Drawing curve with canvas

Question

I am working on a [specialized] graphics editor. It is used to draw simple vector graphics elements including arcs/curves.

We support a shape that mixes straight lines and curves. It gets drawn as a bunch of straight sections. At a later point, a designer can convert a straight segment into a curve. It looks like the below:

We persist this object as an array of dots. Each dot has coordinates x and y as well as optional angles r1 and r2. I draw the shape on canvas using the below:

        const parts = [ 
                      ...,
                      {x: 359, y: 187, r1: 0.4, r2: 0},
                      {x: 214, y: 184, r1: 0, r2: 0.5}
                      ...
        ];

        for (let j = 0, len = parts.length; j < len; j++) {
            const p1 = parts[j];
            const p2 = parts[j < len - 1 ? j + 1 : 0];
            if ('r1' in p && p.r1 > 0 && 'r2' in p2 && p2.r2 > 0) {
                console.log('point:', p1);
                console.log('next point:', p2);
                console.log('draw arc, angle:', p1['r1']);
                console.log('next vertex angle:', p2['r2']);
                ctx[j ? 'quadraticCurveTo' : 'moveTo'](p1.x + 50, p1.y + 50, p1.x, p1.y);
            } else {
                ctx[j ? 'lineTo' : 'moveTo'](p1.x, p1.y);
            }
        }

It works, I get straight lines and curves when I need them.

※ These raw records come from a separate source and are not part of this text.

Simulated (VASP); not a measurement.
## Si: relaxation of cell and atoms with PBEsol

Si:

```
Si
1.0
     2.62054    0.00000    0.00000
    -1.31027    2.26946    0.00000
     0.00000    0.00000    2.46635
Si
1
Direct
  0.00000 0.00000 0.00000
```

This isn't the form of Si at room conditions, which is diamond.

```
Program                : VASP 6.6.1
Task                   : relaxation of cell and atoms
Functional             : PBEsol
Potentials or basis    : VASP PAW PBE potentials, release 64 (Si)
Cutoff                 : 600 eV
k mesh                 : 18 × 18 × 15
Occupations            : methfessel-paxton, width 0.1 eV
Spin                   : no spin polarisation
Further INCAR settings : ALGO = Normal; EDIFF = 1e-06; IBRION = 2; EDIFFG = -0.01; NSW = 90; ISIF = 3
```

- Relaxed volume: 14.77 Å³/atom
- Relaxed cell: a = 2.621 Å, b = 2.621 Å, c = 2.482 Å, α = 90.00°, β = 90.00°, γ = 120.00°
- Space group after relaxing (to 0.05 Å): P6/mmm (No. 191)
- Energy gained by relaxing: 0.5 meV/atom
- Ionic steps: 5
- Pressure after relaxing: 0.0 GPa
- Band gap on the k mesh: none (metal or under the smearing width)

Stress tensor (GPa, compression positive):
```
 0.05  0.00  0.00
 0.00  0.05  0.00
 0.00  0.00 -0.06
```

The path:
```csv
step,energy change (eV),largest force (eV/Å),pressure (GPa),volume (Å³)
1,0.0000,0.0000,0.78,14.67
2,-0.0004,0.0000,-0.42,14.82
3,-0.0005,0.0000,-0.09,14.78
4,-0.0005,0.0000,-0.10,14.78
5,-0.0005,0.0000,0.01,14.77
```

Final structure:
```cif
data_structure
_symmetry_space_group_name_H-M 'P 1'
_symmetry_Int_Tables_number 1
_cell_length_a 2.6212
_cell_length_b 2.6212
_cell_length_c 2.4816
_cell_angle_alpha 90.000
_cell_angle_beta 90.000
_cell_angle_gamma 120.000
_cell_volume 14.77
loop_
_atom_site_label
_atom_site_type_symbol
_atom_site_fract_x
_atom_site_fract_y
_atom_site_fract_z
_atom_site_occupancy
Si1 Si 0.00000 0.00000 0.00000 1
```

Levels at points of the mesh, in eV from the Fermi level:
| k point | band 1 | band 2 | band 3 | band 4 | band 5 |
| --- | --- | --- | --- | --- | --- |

However, my control point is off. I temporarily coded it as p1.x + 50, p1.y + 50 and this is not right. Knowing p1 and p2, including coordinates and angles, how do I calculate the control point?

Answer 1

You need to calculate intersection point of two rays. Using parametric representation:

      first ray              second ray
x = p1.x + t * cos(r1) = p2.x + u * cos(r2)
y = p1.y + t * sin(r1) = p1.y + u * sin(r2)

Solve this equation system (shortening variable names as p1.x=x1, cos(r2)=c2 etx )

x1 + t * c1 = x2 + u * c2 
y1 + t * s1 = y2 + u * s2 

t = (x2 - x1 + u * c2) / c1
y1 + (x2 - x1 + u * c2) / c1 * s1 = y2 + u * s2 
u  *  (c2 / c1 * s1 - s2) = (y2 - y1) -  (x2 - x1) / c1 * s1
u  *  (c2 * s1 - s2 * c1 ) = (y2 - y1) * c1 -  (x2 - x1) * s1

u = ((y2 - y1) * c1 -  (x2 - x1) * s1) / (c2 * s1 - s2 * c1 )

substitute this value into the first equations and get x,y of intersection

x = x2 + u * c2
y = y2 + u * s2

Zero value of denominator (c2 * s1 - s2 * c1) occurs for parallel vectors. Negative value of parameter u - for case of non-intersecting vectors when angle is too large. These cases are impossible when non-degenerate point sequence is used as input.